Dance Review : Léveillé’s Erotic, Athletic Duos
Solitudes Duo, as you probably can guess from the title, pairs dancers together. The six different choreographies are as much an athletic performance as dance. Léveillé twines together the two (dance and athleticism) to craft erotically charged sequences that express aggression, lust, rejection, and even affection.
Like other works by Léveillé, there is no set – just the black box theatre, the white square on which the dancers perform (and sometimes roll off of). The music is a combination of classical and contemporary music (I don’t want to give away, but the two contemporary pieces are spot on), though the dancers perform even as the music stops and changes. Their only “costume” for most sequences are body hugging underpants. As a result, the “costume” is the human body, with the dancer stripped to showcase as much of the body as possible. Women even perform some choreographies topless. As a result, every muscle flexes, extends, shakes, and relaxes in plain view. Scars, tattoos, birth marks, beards — all are visible. While nearly naked dancers might seem initially squirmy to sit through, it allows for an intimacy with the performance. In the sequences that utilize clothing, the t-shirts and shorts distance the dance by generating more of a narrative. As an example, a shirt with Che Guevara is suggestive of a time, a place, a personality for the particular dancer.

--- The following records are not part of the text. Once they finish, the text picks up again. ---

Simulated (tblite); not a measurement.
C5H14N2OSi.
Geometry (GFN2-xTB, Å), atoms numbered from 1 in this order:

The duos perform the choreography in a fugue-like manner, building their routines out of repeating motifs sometimes performed in tandem, sometimes deliberately off-sync, and sometimes echoing each other. There are signature moves, postures, and steps that I recognize from Lévillé’s earlier works though I would be hard pressed to give them a name: the anemone? the water bug? These moves have incredible power, as even a single gestureor posture evokes much emotion. A leg extended towards the shoulder is used to push another away. A leap into a wide-legged squat suggests a challenge. Hands held defensively at the chest, aggression. A leap onto the body of another, desperation or lust. I am awed how much is created out of such unadorned movement.
Though Léveillé says he remains neutral in what he asks of his dancers, it’s inevitable to assign specific human relationships to each duo. Just pairing same sex and crossed sex dancers together suggests a narrative to the relationship. Some that I interpreted are a couple that is over its honeymoon phase, the effect of an overpowering lover, pure lust, and a first taste of sexual freedom. The music enhances these sensations as well.
Another theme is how Léveillé draws on the animal world, though I’d be hard pressed to name a specific animal intended. The movements are primal: creeping, crawling, flapping, leaping, humping, leering, challenging. A hip grind is a tool to seduce, and when exaggerated through a full body circle of the torso and buttocks becomes almost a Wild Kingdom come-hither display for mates. The members of each pair spend a good deal of their time in contact with each other, gripping tight to each other’s bodies, rolling on each other, collapsing on each other. They link their legs and arms around each other’s torsos, then flop down side by side as if exhausted from copulation. The motions are highly sexualized and erotic.
The physicality of the piece is defining, and something it has in common with Léveillé’s other works. This is is not graceful, angel farting glitter dance. The dancers come hard down on their feet, as if there are magnets pulling them to the earth. They strain and grunt as they hoist each other up, carry one another on their backs, roll out of headstands. Though the dancers go through sequences that are more graceful and artful, this is not the emphasis. Movements happen quickly, almost viciously, instinctually. The beauty is not about effortlessness and weightlessness. It isn’t in the exact synchronization and similitude either. No dancer takes the same choreography in the same way as his fellows. Their individuality is on display in all its excellence and failing. Léveillé challenges his dancers to go to their limits, to do things that are physically perhaps just at the edge of their capabilities. Then again, stripped to their undergarments, there is nowhere to hide. The dancers are fully on display in all their vulnerability. The audience, too, has nothing to hide behind either.
Léveillé has created another masterful work with his signature style. The dancers do an outstanding job bringing life and movement to Léveillé’s ideas and deliver powerful emotions to all. Stripped dance back to its essence, removing all artifice, Léveillé creates a piece of great beauty that celebrates the human condition.
Solitudes Duo is at the Agora de la Danse tonight, May 28 as part of the FTA.